Part One in an Ongoing Series of Observations on the Current State of Filmmaking and the Film Industry.
The music industry figured it out, albeit kicking and screaming. But the movie studios refuse to see the handwriting on the wall. While they spend millions attempting to devise and disseminate protection schemes in their war against the internet, they’re fighting on the wrong front. The long-term threat to their hegemony — the highly centralized production and distribution system that we’ve known for nearly 100 years now as Hollywood — won’t be our ability to download studio films. Far more dangerous is the fact that Hollywood’s stranglehold on professional-level production and widespread distribution is withering away, bit by bit, inch by inch, day by day.

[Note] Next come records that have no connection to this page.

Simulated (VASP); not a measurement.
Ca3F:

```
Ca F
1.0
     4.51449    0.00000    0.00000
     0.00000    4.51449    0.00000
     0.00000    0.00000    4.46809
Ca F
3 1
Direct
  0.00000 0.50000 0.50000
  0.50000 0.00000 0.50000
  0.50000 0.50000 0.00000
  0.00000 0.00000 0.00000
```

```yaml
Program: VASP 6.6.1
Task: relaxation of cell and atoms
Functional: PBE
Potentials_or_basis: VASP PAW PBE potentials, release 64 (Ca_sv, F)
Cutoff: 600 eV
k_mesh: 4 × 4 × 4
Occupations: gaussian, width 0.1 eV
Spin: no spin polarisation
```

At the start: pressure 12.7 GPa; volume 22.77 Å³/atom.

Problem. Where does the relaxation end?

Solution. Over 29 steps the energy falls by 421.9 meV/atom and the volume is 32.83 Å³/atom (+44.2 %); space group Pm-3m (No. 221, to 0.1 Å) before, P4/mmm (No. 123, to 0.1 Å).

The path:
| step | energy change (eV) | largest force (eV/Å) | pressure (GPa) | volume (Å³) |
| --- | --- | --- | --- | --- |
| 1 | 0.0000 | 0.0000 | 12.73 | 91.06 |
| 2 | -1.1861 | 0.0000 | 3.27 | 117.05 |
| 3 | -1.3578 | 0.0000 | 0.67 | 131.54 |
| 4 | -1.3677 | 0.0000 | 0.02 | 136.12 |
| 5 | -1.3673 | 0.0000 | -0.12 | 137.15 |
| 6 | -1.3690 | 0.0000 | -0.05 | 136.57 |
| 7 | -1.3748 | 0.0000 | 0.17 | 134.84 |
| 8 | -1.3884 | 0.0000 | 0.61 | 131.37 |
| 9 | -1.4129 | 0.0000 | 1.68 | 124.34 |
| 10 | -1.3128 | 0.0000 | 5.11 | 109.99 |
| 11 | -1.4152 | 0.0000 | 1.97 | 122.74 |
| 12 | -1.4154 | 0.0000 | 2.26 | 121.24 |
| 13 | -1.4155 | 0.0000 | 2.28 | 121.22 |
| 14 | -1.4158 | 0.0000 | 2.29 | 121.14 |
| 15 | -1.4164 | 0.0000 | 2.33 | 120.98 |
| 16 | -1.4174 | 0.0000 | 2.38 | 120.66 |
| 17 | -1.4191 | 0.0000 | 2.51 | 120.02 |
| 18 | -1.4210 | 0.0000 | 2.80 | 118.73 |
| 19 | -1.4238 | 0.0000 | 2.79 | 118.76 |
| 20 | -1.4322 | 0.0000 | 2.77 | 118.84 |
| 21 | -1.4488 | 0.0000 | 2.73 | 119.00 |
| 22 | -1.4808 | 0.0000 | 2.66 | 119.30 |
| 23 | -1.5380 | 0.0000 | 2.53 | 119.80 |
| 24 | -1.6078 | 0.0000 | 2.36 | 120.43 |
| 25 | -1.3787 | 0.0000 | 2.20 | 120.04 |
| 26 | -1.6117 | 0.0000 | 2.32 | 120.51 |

Case in point: Fallout: Nuka Break web series (on which our own Jason Moloney worked as a Production Supervisor). The acting’s decent. The production values are quite good, especially given the ultra low budget. And taken together, the six episodes, plus the original “fan film,” have garnered over 2,000,000 hits on YouTube.
So who cares if it strikes me as a derivative rehash of Mad Max, The Postman, and a dozen different comic books, with a pinch of Star Wars and a dash of Saturday Night Live thrown in for good measure? Probably a lot of studio execs would have had a similar reaction. And you know what? It doesn’t matter!
With little or no help from the powers that be, the filmmakers behind the series did what comes naturally to them. They found their audience on YouTube.
YouTube is celebrating is seventh birthday this month. Think about that. How much has the media world changed in seven years because of YouTube?
We’re in a revolution, and I don’t use to the term loosely. Either the studios open their eyes and find ways to accommodate the democratization of film, or Hollywood will relive the agony of the 1950s. Within the span of a decade, from 1950 to 1960, television remade Amercian society and changed the landscape of American entertainment: over half the movie theaters in the country disappeared, never to return.